Reputation: 302
I am looking for an automated 'pythonic' solution of automating the creation of search index as a source to my RAG tool. It is the same question as here: https://learn.microsoft.com/en-us/answers/questions/2130086/how-to-create-an-index-and-indexer-for-rag-solutio?comment=question#newest-question-comment .
As there are many docs / sources I just wanted to ask which approach is better for this case - using LangChain chunking like here: https://github.com/Azure/azure-search-vector-samples/blob/main/demo-python/code/data-chunking/langchain-data-chunking-example.ipynb
OR the SplitSkill with 'pages' like here:
What is the difference? Does SplitSkill treat documents in the similiar way like the Langchain RecursiveTextSplitter?
Upvotes: 0
Views: 189
Reputation: 1775
The sample code in langchain-data-chunking-example.ipynb used chunk_size and chunk_overlap params for langchain.text_splitter.
from langchain.text_splitter import RecursiveCharacterTextSplitter
from lib.common import get_encoding_name
# from_tiktoken_encoder enables use to split on tokens rather than characters
recursive_text_splitter = RecursiveCharacterTextSplitter.from_tiktoken_encoder(
encoding_name=get_encoding_name(),
chunk_size=600,
chunk_overlap=125
)
The sample code in Tutorial-rag.ipynb used text_split_mode, maximum_page_length, page_overlap_length params for SplitSkill. The SplitSkill is just a built in endpoint from Microsoft to carry out document chunking.
split_skill = SplitSkill(
description="Split skill to chunk documents",
text_split_mode="pages",
context="/document",
maximum_page_length=2000,
page_overlap_length=500,
inputs=[
InputFieldMappingEntry(name="text", source="/document/content"),
],
outputs=[
OutputFieldMappingEntry(name="textItems", target_name="pages")
],
)
Comparing the examples, you can see both of them used (chunk_size / maximum_page_length) and overlap. SplitSkill also specified to split based on page (it can also be sentences, https://learn.microsoft.com/en-us/python/api/azure-search-documents/azure.search.documents.indexes.models.splitskill?view=azure-python)
Either solution will break a large document into smaller chunks for you. Best to test out the parameters from SplitSkill and LangChain to see which chunking setting can give better search result (for later vector search step). For example, if the chunk_size is too small, it might not group meaningful text blocks together.
My suggestion is to start with what is easiest for your application, then you can tune the parameters to improve. Leave more customization to the last if the result still needs improvement. (i.e. if you are using AI search already, might go with SplitSkill. if you are not using AI search or need high level of customization, can explore LangChain if really required)

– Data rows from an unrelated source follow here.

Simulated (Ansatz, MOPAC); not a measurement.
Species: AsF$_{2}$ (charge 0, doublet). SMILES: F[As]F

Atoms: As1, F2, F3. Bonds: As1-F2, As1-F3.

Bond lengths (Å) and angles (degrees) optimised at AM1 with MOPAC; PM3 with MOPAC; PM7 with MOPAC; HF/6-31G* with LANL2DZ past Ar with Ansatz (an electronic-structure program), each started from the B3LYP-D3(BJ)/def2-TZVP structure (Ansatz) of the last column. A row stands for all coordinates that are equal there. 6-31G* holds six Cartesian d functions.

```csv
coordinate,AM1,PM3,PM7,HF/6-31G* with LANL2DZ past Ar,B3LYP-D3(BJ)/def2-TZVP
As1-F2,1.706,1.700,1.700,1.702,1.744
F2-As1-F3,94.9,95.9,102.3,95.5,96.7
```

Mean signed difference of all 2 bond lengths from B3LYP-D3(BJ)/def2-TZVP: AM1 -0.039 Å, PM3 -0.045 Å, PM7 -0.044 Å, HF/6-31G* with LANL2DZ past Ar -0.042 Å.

p.s. i tried to look up the source code of the server side implementation of SplitSkill API, seems like it is not on github. the AI Search skill repo only contains http client to call server side.
A few more links for references: https://github.com/MicrosoftDocs/azure-ai-docs/blob/main/articles/search/vector-search-how-to-chunk-documents.md
https://learn.microsoft.com/en-us/azure/search/cognitive-search-working-with-skillsets
Upvotes: 0